Zach Zach - 1 month ago 16
R Question

Fit a no-intercept model in caret

In R, I specify a model with no intercept as follows:

data(iris)
lmFit <- lm(Sepal.Length ~ 0 + Petal.Length + Petal.Width, data=iris)
> round(coef(lmFit),2)
Petal.Length Petal.Width
2.86 -4.48


However, if I fit the same model with caret, the resulting model includes an intercept:

library(caret)
caret_lmFit <- train(Sepal.Length~0+Petal.Length+Petal.Width, data=iris, "lm")
> round(coef(caret_lmFit$finalModel),2)
(Intercept) Petal.Length Petal.Width
4.19 0.54 -0.32


How do I tell
caret::train
to exclude the intercept term?

Answer

@rcs already told you which line in which function you need to change.
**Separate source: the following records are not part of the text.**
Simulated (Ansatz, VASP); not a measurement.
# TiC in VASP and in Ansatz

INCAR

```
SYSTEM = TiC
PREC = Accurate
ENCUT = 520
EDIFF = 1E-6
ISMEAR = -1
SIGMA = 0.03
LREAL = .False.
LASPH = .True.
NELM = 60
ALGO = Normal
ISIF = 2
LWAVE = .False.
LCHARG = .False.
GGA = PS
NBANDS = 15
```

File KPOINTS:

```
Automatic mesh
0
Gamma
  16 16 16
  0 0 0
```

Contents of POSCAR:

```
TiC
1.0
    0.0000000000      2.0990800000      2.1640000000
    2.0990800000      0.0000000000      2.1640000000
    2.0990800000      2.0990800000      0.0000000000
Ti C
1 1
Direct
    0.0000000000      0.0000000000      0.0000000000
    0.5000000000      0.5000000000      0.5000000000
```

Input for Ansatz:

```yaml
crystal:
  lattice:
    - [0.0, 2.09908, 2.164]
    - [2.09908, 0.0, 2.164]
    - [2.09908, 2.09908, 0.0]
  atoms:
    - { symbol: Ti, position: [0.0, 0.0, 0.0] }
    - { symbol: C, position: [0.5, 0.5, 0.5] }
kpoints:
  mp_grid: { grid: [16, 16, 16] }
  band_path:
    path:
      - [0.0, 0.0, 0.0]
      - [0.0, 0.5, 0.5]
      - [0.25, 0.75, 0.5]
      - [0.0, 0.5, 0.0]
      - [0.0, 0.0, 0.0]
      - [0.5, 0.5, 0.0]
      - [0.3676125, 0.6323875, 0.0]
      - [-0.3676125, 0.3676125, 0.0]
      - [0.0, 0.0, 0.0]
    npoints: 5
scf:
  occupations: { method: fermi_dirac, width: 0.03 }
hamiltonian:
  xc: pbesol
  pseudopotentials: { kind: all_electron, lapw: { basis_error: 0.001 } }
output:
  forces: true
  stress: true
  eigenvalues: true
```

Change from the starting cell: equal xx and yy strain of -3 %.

Just use trace to modify that function:

trace(caret::createModel, 
       quote(modFormula <- as.formula(".outcome ~ .-1")), at=5, print=FALSE)
caret_lmFit <- train(Sepal.Length~0+Petal.Length+Petal.Width, data=iris, "lm")
round(coef(caret_lmFit$finalModel),2)
#Petal.Length  Petal.Width 
#        2.86        -4.48 
untrace(caret::createModel)

However, I don't use caret. There might be unforeseen consequences. It's also often not a good idea to exclude the intercept from the model.